Shooting damage 'profound'
Chris Durant The Times-Standard 04/25/2006
Community emotion is still running high over the April 14 shooting of Cheri Lyn Moore.
Now, agencies other than law enforcement are calling for enhanced communication and collaboration to help prevent a similar incident from happening again.
”The emotional toll the recent shooting has taken on our community is profound, with the impact on the mentally ill and their families being especially acute,” said Health and Human Services Director Phillip Crandall.
Crandall said Monday that there is no exact model for the collaboration of his agency and law enforcement, but there are other areas with similar relationships that will be examined.
”There is no standard procedure for consulting or being alerted to a crisis situation,” Crandall said. “We have to find out what's practical for a rural setting like Humboldt.”
During a recent Mental Health Board meeting, Humboldt County Supervisor John Woolley said that mentioning the collaboration to local law enforcement officials has received a positive response.
Crandall said Monday that no one from law enforcement has contacted him or his office.
Also Monday, police released no new information on the inter-agency investigation
into the shooting, or the results of an autopsy on Moore.
Mental Health Director Donna Wheeler and Crandall hope to set up a meeting with county and city officials in the coming weeks.
”The long path toward healing our community will come through compassion for all involved or impacted by this tragic incident,” Crandall said. “We will need to work together toward improving our options to support both the mentally ill and law enforcement, through education and training in the future.”
Crandall said there was a “curriculum” regarding how police deal with mentally unstable people in Humboldt County in the past.

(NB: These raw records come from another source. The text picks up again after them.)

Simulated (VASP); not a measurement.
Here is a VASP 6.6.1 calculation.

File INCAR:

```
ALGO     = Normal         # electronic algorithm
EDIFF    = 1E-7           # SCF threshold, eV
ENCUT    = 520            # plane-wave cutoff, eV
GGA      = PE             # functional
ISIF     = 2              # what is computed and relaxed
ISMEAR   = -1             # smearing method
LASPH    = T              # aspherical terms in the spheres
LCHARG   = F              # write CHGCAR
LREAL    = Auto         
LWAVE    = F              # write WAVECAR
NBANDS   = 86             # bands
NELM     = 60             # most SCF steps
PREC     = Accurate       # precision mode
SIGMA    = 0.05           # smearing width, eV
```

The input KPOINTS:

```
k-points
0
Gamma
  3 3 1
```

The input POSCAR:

”These strategies are supported by legislation developed by local Assemblywoman Patty Berg,” Health and Human Services officials said in a prepared statement. “They include funding to establish a Training and Education Unit, an Integrated Services Unit and an Office of Client and Cultural Diversity. These programs will enhance the department's ability to work with client representatives, families and stakeholders through an integrated services approach to develop public education, outreach and intervention approaches that target the de-stigmatization of mental illness.”
A meeting with local public officials from a number of agencies is the first step to creating a system, Crandall said.